Khumalo sat before the Madlanga Commission of Inquiry on 29 September 2025. Nine months later he still commands Crime Intelligence, with access to every secret file, every informer, every covert budget. Now the NPA says he is corrupt enough to arrest, but indispensable enough to protect.


That leaves the country in an impossible position. If violence breaks out on 30 June, the man coordinating the response will be doing so under a cloud of criminal suspicion. If Khumalo is arrested after the protest, every intelligence decision he takes between now and then will be open to challenge. Was it driven by national security or personal survival? The state will not be able to answer.


Inside SAPS, the damage is immediate. No officer can trust a chain of command where the top spy is wanted by IDAC but shielded by the JCPS cluster. Orders become suggestions. Intelligence becomes suspect. Sources go quiet when they are not sure who their reports are protecting.


Outside, the public sees a government that has lost control of its own guns and secrets. Defence Minister Angie Motshekga told Parliament there is no current indication of widespread unrest on 30 June. IDAC says the threat is so serious it must postpone corruption arrests.


One arm of the state says calm down. Another arm says the threat is so grave we must keep an accused officer in place. Both cannot be true. When the security cluster contradicts itself, the country has no doctrine left.


Top cops Khumalo and Madondo have already escalated their battle with IDAC after the aborted arrests. The message to every other compromised officer is clear. If you are senior enough, if you are close enough to the next crisis, the warrant can wait. IDAC has blinked. It has shown that corruption cases will be subordinated to operational claims. That is how impunity hardens into policy.
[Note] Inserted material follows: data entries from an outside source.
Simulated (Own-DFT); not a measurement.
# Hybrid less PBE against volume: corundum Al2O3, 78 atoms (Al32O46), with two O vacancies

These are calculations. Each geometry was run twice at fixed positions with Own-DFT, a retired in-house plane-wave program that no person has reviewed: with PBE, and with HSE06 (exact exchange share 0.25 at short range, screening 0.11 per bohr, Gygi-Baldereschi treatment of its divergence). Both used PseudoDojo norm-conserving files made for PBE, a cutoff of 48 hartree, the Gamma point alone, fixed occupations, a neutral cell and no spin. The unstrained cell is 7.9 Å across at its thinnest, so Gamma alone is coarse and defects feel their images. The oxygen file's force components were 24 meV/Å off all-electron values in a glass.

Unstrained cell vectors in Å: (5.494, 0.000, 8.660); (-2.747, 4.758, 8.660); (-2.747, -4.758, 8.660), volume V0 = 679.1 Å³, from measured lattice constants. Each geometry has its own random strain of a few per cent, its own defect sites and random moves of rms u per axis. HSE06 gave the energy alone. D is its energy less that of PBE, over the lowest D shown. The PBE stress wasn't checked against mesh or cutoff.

Security is not a department. It is the spine. When the security cluster is not intact, there is a problem in the country. Investors see it. Communities feel it. Criminals exploit it. Protests, whether peaceful or violent, become unmanageable when the people planning the policing are themselves under investigation.


The 30 June immigration protest is now secondary. The real protest is inside the state. The NPA is protesting SAPS. SAPS is protecting itself from the NPA. And the citizens are left watching two arms of government negotiate whether the law applies this week or next.


Khumalo cannot remain in office. Not for another day. A Crime Intelligence head with an active warrant is a national security risk by definition. Every briefing he gives is compromised. Every operation he authorizes is litigable.


The National Commissioner must place him on immediate precautionary suspension and appoint an acting head with no ties to the IDAC probe.

Parliament must haul in both IDAC and SAPS this week. The country needs to know who authorized the suspension of the warrant, what evidence IDAC holds, and why the JCPS cluster believes it can override the NPA. If the Presidency stays silent, it owns this crisis.


The state cannot arrest its spymaster because it needs him to protect the state. That sentence alone tells you how far the rot has gone. The security cluster is at war with itself. And when the people tasked with holding the line are fighting each other, there is no line left.